07 January 2017

Annatto rice

Hineksa' aga'ga' (Chamorro red rice)

White rice is a staple in many parts of the world, indistinguishable from one place to the next. What gets people’s attention is when it is presented differently, as with pusô/ketupat, in which it is cooked in a pouch of woven palm fronds, or, in the case of hineksa’ aga’ga’, the traditional rice dish of the Chamorro of the Mariana Islands, colored with annatto, hence known as “red” rice.

You can very well see that my version is more orangey than red (and prefer it that way). I used a pod’s worth of annatto seeds, stirred and smushed in a bit of warm water. I also made another pot (the one in the background) using a teaspoon and a half of store-bought powdered annatto (Mama Sita brand), and the color was identical.

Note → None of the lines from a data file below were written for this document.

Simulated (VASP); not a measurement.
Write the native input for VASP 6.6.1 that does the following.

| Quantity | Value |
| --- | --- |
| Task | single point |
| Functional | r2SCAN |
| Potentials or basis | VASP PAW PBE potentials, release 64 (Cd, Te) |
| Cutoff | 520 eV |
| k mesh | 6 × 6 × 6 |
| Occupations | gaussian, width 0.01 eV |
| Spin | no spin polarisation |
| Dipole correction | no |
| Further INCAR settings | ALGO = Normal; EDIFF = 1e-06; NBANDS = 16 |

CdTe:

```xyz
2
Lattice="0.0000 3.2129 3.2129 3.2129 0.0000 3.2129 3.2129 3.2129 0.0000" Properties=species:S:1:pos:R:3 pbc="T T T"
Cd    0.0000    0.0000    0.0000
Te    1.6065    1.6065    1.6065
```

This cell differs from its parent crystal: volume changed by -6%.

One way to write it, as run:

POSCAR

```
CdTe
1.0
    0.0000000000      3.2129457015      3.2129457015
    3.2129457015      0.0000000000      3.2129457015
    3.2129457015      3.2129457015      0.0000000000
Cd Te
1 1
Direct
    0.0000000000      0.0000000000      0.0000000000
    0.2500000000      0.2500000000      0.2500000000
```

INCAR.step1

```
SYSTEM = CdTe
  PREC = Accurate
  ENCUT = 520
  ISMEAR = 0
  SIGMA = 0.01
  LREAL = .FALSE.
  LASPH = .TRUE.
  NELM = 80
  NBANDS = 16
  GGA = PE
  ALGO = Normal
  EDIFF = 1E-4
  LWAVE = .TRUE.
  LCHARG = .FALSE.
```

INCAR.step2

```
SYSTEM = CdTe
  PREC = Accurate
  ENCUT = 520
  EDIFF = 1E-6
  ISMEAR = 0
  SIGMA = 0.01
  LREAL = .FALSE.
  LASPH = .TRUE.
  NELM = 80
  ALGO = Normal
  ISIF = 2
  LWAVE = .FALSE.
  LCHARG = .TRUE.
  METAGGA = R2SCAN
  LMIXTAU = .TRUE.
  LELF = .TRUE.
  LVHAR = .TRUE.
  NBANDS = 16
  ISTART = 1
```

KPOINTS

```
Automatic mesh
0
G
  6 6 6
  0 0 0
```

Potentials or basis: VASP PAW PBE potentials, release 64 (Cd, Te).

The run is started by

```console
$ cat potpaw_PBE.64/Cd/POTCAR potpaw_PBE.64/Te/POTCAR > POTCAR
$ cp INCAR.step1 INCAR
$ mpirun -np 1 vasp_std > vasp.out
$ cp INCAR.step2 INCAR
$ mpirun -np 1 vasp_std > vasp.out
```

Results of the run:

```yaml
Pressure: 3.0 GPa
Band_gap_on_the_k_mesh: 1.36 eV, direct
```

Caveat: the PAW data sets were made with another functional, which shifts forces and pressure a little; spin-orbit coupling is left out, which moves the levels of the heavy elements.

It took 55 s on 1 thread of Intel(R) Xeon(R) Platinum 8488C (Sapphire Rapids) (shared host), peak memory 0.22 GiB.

Hineksa' aga'ga' (Chamorro red rice)

To make, I used a claypot and the measuring cup that came with our rice cooker (henceforth “cup”). I filled the cup with four-fifths ordinary white rice and a fifth of glutinous rice (also white). The mixture was rinsed and drained until the water was no longer opaque (about three to four times), then topped with water and left to soak for half an hour. You can leave out soaking the rice, but that will entail using more water during cooking; my claypot could not accommodate that much liquid without most of it boiling out of the vessel, and so the extra step. You can use a rice cooker, but I find that rice cooks better in a claypot. How can I be so sure? From the quality of the dukót/tutong, that is, the crust that forms at the bottom, which my father likes so much.

To cook, I rendered the fat from five rashers of coarsely chopped bacon — not enough to crisp them up, but just so that I would not end up with oily rice. Most of the fat I poured out of the pot, leaving about a teaspoonful, then added minced red onion (medium bulb) and sautéed for half a minute. Next came the drained rice, also briefly sautéed with the bacon and onion before being topped with a cup of annatto-colored water seasoned with a pinch or two of salt, depending on the bacon. Finally, a teaspoon of liquid hickory smoke (optional).

Lid on, the rice cooked for 15 minutes over low heat (you may have to lift the cover from time to time to prevent too much steam from building up and causing the water to flow over the sides of the pot). Then I poured in a teaspoon or two of water (to prevent the crust from drying out too much) and cooked for another 5 minutes.

According to Wikipedia, red rice is served by the Chamorro on red-letter days, but I learn from other sources that it has also made its way into the Mariana Islands’ fast-food scene: KFC serves it with its meals in its Guam franchise, the dish is that popular. Our pusô is much better. I’m biased, of course, but I hope the Colonel’s listening.